A fair warning: Chongqing's málà runs hotter than many people expect. The heat of the chilli (辣) comes paired with a tingling, numbing buzz on the tongue from Sichuan peppercorn (麻). If you're not a big chilli eater, order 微辣 (mild) to be safe; 中辣 is a solid middle ground; and 特辣 (extra-hot) is for the genuinely heat-seeking. Staff at many places will ask your level when you order — answer in Chinese or just point.
This is the fun layer — the flavour style sets the whole personality of the dish. 麻辣 (málà) is the classic, numbing and fiery at full tilt. 泡椒 (pickled pepper) is sour and bright, cutting the richness with a little less heat. 豆豉 (fermented black bean) brings a deep, savoury funk. And 香辣 (xiāng là) is fragrant-spicy with less of the numbing tingle. Big chains like 探鱼 offer around ten styles, including a non-spicy 菌菇 (mushroom-herb) broth for anyone who can't take chilli at all.

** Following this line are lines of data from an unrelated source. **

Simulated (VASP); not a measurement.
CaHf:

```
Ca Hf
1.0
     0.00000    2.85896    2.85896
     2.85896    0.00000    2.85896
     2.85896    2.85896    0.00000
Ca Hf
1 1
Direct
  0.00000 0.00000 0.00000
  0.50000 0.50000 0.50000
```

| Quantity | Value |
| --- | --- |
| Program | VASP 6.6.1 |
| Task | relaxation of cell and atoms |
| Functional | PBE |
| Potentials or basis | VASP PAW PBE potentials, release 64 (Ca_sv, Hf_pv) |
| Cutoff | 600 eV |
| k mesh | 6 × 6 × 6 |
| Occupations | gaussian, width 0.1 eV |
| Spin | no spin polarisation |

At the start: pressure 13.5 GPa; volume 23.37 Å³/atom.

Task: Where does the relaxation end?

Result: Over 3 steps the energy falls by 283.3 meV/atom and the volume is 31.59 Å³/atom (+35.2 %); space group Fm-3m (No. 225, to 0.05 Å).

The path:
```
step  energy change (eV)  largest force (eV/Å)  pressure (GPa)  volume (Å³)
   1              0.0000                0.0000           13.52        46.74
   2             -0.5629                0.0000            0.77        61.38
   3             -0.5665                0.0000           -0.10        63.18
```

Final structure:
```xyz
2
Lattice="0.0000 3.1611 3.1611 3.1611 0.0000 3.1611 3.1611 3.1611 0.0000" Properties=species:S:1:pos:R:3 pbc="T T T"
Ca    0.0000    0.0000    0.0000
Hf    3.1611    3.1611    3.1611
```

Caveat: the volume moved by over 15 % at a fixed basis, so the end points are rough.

Don't overlook what's sitting under the fish — these are the quiet stars. Sliced potato, tofu skin (豆皮), enoki mushrooms, lotus root, wood-ear, bean sprouts and konjac (魔芋) soak in the spicy broth and drink up the flavour until they're as good as the fish. Plenty of people will tell you the broth-soaked potato and tofu skin are the best bite of the whole pan. Once the fish is gone but the broth is still bubbling, you can order vegetables or noodles to cook in it, just like a hotpot.
Start at the fish tank — pick a live fish and have it weighed, then tell the staff three things: the type of fish, the spice level and the flavour style. After that you choose the toppings to go in the pan. Every fish is grilled to order, so expect to wait around 15–30 minutes — order snacks or drinks while you wait.
When the fish arrives, it sits over a gentle burner that keeps it bubbling all meal. Eat the fish first, while the flesh is firm, then move on to the broth-soaked toppings. The longer it cooks, the richer the broth gets — and once the fish is finished, order more vegetables, tofu or noodles to simmer in the same broth.
Group size: a medium fish plus 3–4 toppings is right for 2–3 people · a bigger group orders a larger fish and more toppings · cost per meal: two or three people with rice usually lands around ¥120–200 (~฿600–1,000).
Almost every grilled-fish place in Chongqing runs on WeChat Pay and Alipay. Some chain branches in malls take cash in yuan, but foreign credit cards usually don't work. The easiest move is to link a Visa/Mastercard to Alipay or WeChat through the foreign-traveller mode before you go.
Many local spots have no English menu, but most have a picture menu or flavour-style boards you can point at. For the most traditional version, look for a shopfront with the characters 万州烤鱼 (Wanzhou grilled fish) — a sign it's cooking the original recipe.
Chongqing has grilled-fish restaurants in nearly every neighbourhood — reliable big chains are easy to find in malls, while local spots hide down lanes and along the riverside.
If it's your first time in Chongqing and you want grilled fish without any guesswork, Tanyu is a safe place to start — a chain known for playful interiors and around ten flavour styles, from classic málà to pickled pepper and a non-spicy mushroom broth. The picture menu is clear and easy to order from, which suits anyone not yet used to ordering the local way. You'll find branches in big malls across the city.
The fastest-growing grilled-fish chain in China, built on value — fresh fish and a full set of toppings at prices friendlier than a sit-down restaurant. It's a good call for a meal with friends or family where you want to eat well without spending much. The core flavour styles are all there: málà, pickled pepper and fermented black bean. The rooms are simple, keeping the focus on the food.
Started by two friends who came across the grill-then-málà method while travelling through Wushan in Chongqing, then opened a restaurant on it in 2005 — the name translates roughly as "outside the city, by the river," a nod to the dish's riverside roots. It leans toward larger fish and a rich, concentrated broth, and it's another chain that Chinese diners know well, with branches in several cities.
Beyond the chains, Chongqing is full of small local grilled-fish places where the people nearby actually eat. Look for a sign reading 万州烤鱼 (Wanzhou grilled fish) down residential lanes or along the river. These places usually have no English menu and a homely feel, but they deliver the original flavour at local prices. Point at a fish in the tank, name your spice level, and let the kitchen handle the rest — it often turns into the meal you remember.